TU Wien:Experiment Design for Data Science VU (Knees)/Exam 23.01.2019 - Group B
Jump to navigation Jump to search
Exam Group B, 23.01.20
Reproducibility - What is PRIMAD, name the components and explain what "priming" each of them achieves. - Which issues are there in reproducibility (from a programming perspective)?
Trust in AI/ML - What are the benefits of the automation of decision making? - What are the issues of the automation of decision making? - What are the benefits of "black-box" algorithms? - What are the drawbacks of "black-box" algorithms?

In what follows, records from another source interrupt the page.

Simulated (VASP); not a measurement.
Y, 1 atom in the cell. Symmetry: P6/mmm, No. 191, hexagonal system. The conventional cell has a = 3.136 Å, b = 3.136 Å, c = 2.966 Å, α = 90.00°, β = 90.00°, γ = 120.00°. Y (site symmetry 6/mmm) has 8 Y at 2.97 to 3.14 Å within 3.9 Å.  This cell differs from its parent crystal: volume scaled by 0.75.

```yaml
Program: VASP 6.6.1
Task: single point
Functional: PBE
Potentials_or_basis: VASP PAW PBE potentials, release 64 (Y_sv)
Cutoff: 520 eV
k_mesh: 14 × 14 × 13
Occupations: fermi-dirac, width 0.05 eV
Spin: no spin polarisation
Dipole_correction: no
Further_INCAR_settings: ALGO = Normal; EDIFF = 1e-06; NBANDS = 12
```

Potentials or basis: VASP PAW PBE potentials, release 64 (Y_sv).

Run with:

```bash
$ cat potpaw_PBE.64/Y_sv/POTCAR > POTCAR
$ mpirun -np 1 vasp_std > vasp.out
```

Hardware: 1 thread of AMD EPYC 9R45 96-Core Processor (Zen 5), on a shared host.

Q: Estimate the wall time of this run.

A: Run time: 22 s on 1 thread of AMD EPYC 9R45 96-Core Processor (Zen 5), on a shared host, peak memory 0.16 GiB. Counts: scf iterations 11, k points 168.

WEKA / CV , statistical significance The data is split into train and test exactly the same way for two algorithms (classification of patents) and repeated 20 times. There was a simple WEKA workflow of loading the data, standardizing, CV, KNN , averaging results, outputting results. - What is CV? Explain it with a figure for k=4. - What is leave-one-out CV? Explain the benefits/drawbacks - What is wrong with the WEKA workflow? (standardization before CV) - Which performance measures can be used to measure the performance of the algorithms? Which one makes most sense. Explain the measure (formula) - Which statistical test can be used to compare the algorithms / test the significance? Explain why it can be used here. - Which types of errors are there? What are they? How can they be reduced/prevented?